Catawba awarded $25,000 grant supporting pursuit scholarship

Published 12:00 am Thursday, July 14, 2022

SALISBURY — The Teagle Foundation and the National Endowment for the Humanities has awarded Catawba College a $25,000 grant to support The Pursuit, a humanities scholarship program for first-year students.

“I am absolutely thrilled that we received this grant from the Teagle Foundation and the National Endowment for the Humanities,” said Assistant Professor of English Patrick Swaney. “Thanks to a generous gift from a donor, we were able to start The Pursuit, and the funding and resources from the grant will allow us to further develop the program and provide students with opportunities for meaningful engagement with the humanities.”

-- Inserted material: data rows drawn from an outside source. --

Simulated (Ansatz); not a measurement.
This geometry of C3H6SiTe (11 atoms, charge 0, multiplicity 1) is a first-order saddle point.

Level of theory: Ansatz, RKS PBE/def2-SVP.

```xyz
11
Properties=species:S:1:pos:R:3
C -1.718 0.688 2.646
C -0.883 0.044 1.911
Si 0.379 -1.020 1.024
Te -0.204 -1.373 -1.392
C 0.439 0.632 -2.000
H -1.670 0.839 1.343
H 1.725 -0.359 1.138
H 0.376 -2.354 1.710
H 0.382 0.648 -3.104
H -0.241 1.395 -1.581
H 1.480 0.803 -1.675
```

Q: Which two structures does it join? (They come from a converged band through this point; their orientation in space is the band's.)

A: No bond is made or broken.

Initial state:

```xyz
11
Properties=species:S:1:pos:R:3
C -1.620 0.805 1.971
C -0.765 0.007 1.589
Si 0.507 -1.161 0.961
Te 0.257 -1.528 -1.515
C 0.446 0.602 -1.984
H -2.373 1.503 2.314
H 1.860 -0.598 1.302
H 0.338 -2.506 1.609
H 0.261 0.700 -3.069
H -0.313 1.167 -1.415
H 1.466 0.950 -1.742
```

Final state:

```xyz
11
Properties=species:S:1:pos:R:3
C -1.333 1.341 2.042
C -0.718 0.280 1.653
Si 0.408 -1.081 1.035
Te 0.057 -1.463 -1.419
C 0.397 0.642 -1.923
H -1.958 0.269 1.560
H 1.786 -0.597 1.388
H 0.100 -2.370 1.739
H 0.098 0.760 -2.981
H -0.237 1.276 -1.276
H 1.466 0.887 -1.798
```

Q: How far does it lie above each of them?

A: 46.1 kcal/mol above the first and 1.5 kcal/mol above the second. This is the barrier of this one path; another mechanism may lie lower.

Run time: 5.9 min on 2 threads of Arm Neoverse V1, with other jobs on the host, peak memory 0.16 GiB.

The Pursuit introduces Catawba students to the humanities through transformative texts and provides them with important context for their remaining coursework, academic endeavors, and professional aspirations. While improving their reading, writing, critical thinking, and communication skills, students will engage with big questions, like what is happiness, what does it mean to be successful, how do you lead a life of purpose, virtue, and fulfillment.  They will gain a broader lens, across culture and time, through which to view their studies, career, and life goals.

“This fall, I’ll be teaching a section of the first course in The Pursuit’s two- course sequence,” continued Swaney. “The course is organized around the theme of the hero’s journey. We will be reading texts such as Beowulf and Euripides’ Medea as we explore the way collective storytelling both shapes and reflects culture, community, and individual identity.“

Students are invited to apply for the program to receive a $2,000 scholarship their first year, with additional funding opportunities available in their following four years at Catawba.

To receive the initial $2000 scholarship, students complete two courses in their first year—a special section of GEN 1200: First-Year Seminar in the Fall and HUM 2000: Transformative Texts in the Spring. These courses satisfy
credits toward graduation.

“In my section of HUM 2000, which is oriented toward students planning careers in business, I want them to consider their eventual ’real lives‘ and not just their professional aspirations and earning potential,” said Mike Wilson, Catawba College professor of modern foreign languages. “We will use great writers and thinkers of the past, including Poe, Melville, Franklin, Miller, Cheever, and Garcia Marquez as well as great films including “Citizen Kane,” to explore the inner selves of interesting characters. Ultimately, we want our graduates to do well, but – perhaps more importantly – to do good.”

Throughout their freshman year, students also participate in a variety of enrichment activities unique to The Pursuit. Students attend lectures with important scholars, have dinners with successful and well-connected alumni of Catawba, visit museums, attend literary readings, see performances, and more. The first event—open to the public—will be an evening with Maria Dahvana Headley, translator of Beowulf, on September 20.

Students accepted to Catawba College for Fall 2023 are encouraged to apply to join The Pursuit by completing an application and writing a short essay in response to an assigned question.

The Scholarship Award
If selected to join The Pursuit, students will receive a $2000 scholarship as part of their financial aid package during their first year at Catawba College. Students who decide to minor in the humanities, English, history, modern doreign languages, or religion will qualify for $2000 per year until their senior year. Students who decide to major in a
humanities field will receive $2,500 per year until their senior year.